Showing posts with label norwell. Show all posts

Saturday, March 4, 2017

The Rise, Fall and Rebirth Of The Hanover Mall


A local icon is about to get a major face lift in an attempt to Get Modern.

The Hanover Mall was sold recently (to PECO Real Estate Partners, for $39.5 million), and the new owners came out this week and debuted their plans for the Route 3 landmark.

The plans are radical. it involves the Hanover Mall becoming a sort of outdoor mall, along the lines of Shops At The 5 in Plymouth or even- keeping it Plymouth- the Colony Place mall with the Wal-Mart. Rather than enter one big building with all the shop entrances inside the mall, you can pull up to whatever store you want to go to.

Malls, aka large scale public shopping centers, have been around at least as long as Rome, and actually predate Rome if you're willing to break out the dictionary and argue Semantics for a while. Trajan's Market in Rome is the first one with a name I can find, but Istanbul, Damascus, Tehran, Oxford, Paris and St. Petersburg have malls that are older than America. Timbuktu, technically a city, was essentially a mall that was fortunate enough to have culture spring up around it.

America mastered the mall, and we were/are the catalyst behind the advent of the modern mall. America is big, and we spread ourselves further out than European or Middle Eastern people do. This led to us getting into cars and highways and- most importantly- Suburbia.

Notice that all of the old malls that I named are based in cities. For much of history, people would take their goods into the cities, where the large numbers of people gave them the largest market possible for those goods. Cars, trains and highways allowed Americans to flee the teeming industrial cities, and they didn't want to have to trek back into the Metropolis every time they needed a vacuum cleaner or a manicure.

In the same vein, the low population density of a suburb means that you can't set up a vacuum store in town and sell enough of them to earn a living. Americans also need a great variety of stuff, and there is only so much room on Main Street. You can't fit every sort of store that someone needs in one town.

Keep in mind, this is pre-Internet. If you need a part for your wood stove and it's 1972, you can't just order it online. You can't even Google up a location for the Wood Stove Parts store a few towns over from you. That's just how it was back then. "The Internet must have sucked in the 1920s," as one of my students once said.

The solution? Build an airport-sized building, and fill it with every sort of shop that a person could want. Space these buildings out, maybe one or three per county. Soon enough, rather than trekking town to town in search of an obscure product that you need, you can walk through a mall full of more stuff than you could possibly even take a crack at buying in an average life span. Walk through your local mall today, and you'll probably see several dozen stores that you will never set foot in. "This place has got everything," as Joliet Jake once said.
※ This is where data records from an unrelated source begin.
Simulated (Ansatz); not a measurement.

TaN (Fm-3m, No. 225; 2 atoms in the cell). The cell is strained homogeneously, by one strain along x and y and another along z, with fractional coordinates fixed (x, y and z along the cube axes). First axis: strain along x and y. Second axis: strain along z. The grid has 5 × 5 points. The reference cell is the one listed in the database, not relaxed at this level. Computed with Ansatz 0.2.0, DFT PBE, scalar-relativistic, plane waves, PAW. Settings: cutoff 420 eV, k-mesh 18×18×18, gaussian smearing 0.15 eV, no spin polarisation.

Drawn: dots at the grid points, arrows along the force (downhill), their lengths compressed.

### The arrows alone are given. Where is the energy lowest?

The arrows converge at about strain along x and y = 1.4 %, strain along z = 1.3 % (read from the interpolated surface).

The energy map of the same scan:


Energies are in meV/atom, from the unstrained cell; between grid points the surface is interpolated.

Laws opening up land for development and tax dodges where real estate investment trusts could avoid corporate income taxes spurred mall growth. Retail Stores dominated America. The enclosed suburban mall style (like Hanover) came about in the 1950s. By 2015, there was 48 square feet of retail space for every American.

Malls are deeply ingrained in American culture. While I lack the fashion knowledge, several girls in Duxbury that I knew in high school could tell where someone was from by a formula of A (what they're wearing) = B (which mall had an Old Navy or whatever), which = C (the kid must be from the region which had that mall), so A = C.

Every kid in every 1980s movie who wasn't babysitting or selling drugs  worked in a mall. I think that all of the non-Spicoli kids from Fast Times At Ridgemont High worked in a mall. The best car chase in The Blues Brothers went through a mall.


The Hanover Mall has stood in place since 1971, and was the only mall in the region until they put the Independence Mall (now known by the newly redesigned and ridiculous Kingston Collection moniker). If you commute to Boston up Route 3 from anywhere south of Exit 13, you look at the Hanover Mall twice a day.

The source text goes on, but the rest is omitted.